BECAUUUUSEE _____ FILL THE BLANK.

Anyways, fact > wishful thinking, no matter if you like it or not.

ps: don't be dumb, don't kill the messenger. I just say what happens.

I look at the sky and it looks blue but I am not blue. How is it a mirror?.

Perceptions arise from the mind, and they are mirrors of the mind, rather than facts. When you say "I am not blue," you are saying "my body is not blue." But you are no more your body than your foot is your shoe. What you perceive the sky to be is a reflection of your belief of what the sky is.

Philosophical rhetoric does not work well with engineers. :-3

I can take a photo of the sky and calculate the RGB, so the biased perception turns into a fact.

Now, a for a profit company is FORCED to act in pro of profit. It doesn't mean that the company must act as an a*hole or a greedy b*.

We have two candidates, one is most likely that will not work at full (maternity leave, sick leave, personal troubles, drugs problem, inept, incapable of doing the work, untrained, or simply irresponsible), while the other candidate will (hopefully) work fully.

Why would the company hire the first candidate?.

And if we hire him/her, then how we could dismiss the other candidate:

"Dear candidate, your proposal has been rejected because we hire somebody that is not better, but we should comply with some arbitrary moral/political/biased principles."

Is it fair?.

That assumes that human minds have no effect on the color of the sky, among other things. But we can agree to have different metaphysical views.

The greatest problem with your position is that in order to maximize profit, one must move continually towards the ideal of selling precisely nothing for an infinite amount of money. Human compassion is not part of that goal, therefore, if your first statement is true, the second one must not be, because the company's reason for being is inherently greedy.

No man may serve two masters. In your terms you may serve either love or money, but not both. A for-profit company (and, generally, a not-for-profit company as well) is an institution that serves money first, and love only so long as it's profitable. Your statements are cases in point for an individual who wishes first to rise in the corporate world and bring money to himself, and second to be a compassionate and loving individual.

The greatest problem with your position is that in order to maximize profit, one must move continually towards the ideal of selling precisely nothing for an infinite amount of money. Human compassion is not part of that goal, therefore, if your first statement is true, the second one must not be, because the company's reason for being is inherently greedy.

Are you kidding me?.

Compassion is a valuable asset but, as an asset, it is limited.
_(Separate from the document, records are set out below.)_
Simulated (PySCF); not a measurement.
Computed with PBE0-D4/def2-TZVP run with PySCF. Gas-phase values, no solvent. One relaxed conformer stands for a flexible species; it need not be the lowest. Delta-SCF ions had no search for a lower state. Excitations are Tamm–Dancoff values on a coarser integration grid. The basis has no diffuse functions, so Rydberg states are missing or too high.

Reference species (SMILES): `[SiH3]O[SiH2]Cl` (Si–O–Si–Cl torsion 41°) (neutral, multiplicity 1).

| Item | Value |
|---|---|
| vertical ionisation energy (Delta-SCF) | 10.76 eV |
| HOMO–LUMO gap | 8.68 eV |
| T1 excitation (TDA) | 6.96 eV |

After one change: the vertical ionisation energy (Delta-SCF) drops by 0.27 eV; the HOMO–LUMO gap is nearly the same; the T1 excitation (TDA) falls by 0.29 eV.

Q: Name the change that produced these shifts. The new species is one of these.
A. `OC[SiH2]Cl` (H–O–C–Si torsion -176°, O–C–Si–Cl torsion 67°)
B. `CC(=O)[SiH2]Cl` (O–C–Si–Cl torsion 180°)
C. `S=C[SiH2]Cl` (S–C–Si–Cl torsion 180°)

You are the leader of a team and one of the relatives of a developer die. Obviously you give him to take some days, if not, you must go to the funeral, a funeral that you don't care or want to go to. It is not your compassion but the compassion of everybody in the business because somebody (not you) must work harder or earn less. But it is the right thing to do.

But we have another developer that skipped a day. He said he feels depressed, so your responsibility as a leader is to "scold him".

  • Developer: I skip the day because I feel depressed.
  • Leader: Do you want to work here?
  • Developer: Yes but...
  • Leader: So, go ahead, and never repeat it.

Why? Because it is the right thing.

But let's say the developer skips another day without any explanation.

You must fire him.

It's easy to say you must feel compassion and I repeat, the compassion is limited and you don't want to waste in somebody that he is not reciprocal with the team and company. He is a PARASITE.

Do companies are greed? Yes, but also the workers (unless they work for free).

No, I am not kidding you. We disagree on your main premise, as such, we disagree entirely. Compassion is invaluable and unlimited. To limit it is to say that something that is compassion is not.

Compassion is not the motivator of the stories in your scenario. Sometimes not attending someone's funeral is the compassionate thing to do (the "right" thing is never something upon which everyone agrees, which suggests that there really isn't any such), sometimes firing someone is the compassionate thing to do. A person may perceive himself to be a parasite, may be in denial about that perception, and at the same time act out that perception as if it were real. The compassionate thing to do might be to ask him to find some other line of work, in the hope that he will find something to do that he really cares about, and in so doing stop perceiving himself as a parasite.

If you hold these ideas about other people in your mind, you motivate yourself to emulate them. "Do unto others before they do unto you" sort of thing. You also justify your own approach to life with these sorts of judgments, not realizing that you are creating the circumstances that you judge, projecting them out into your world, denying that you have done so, and then taking the perception that this is the "real world" that you "see."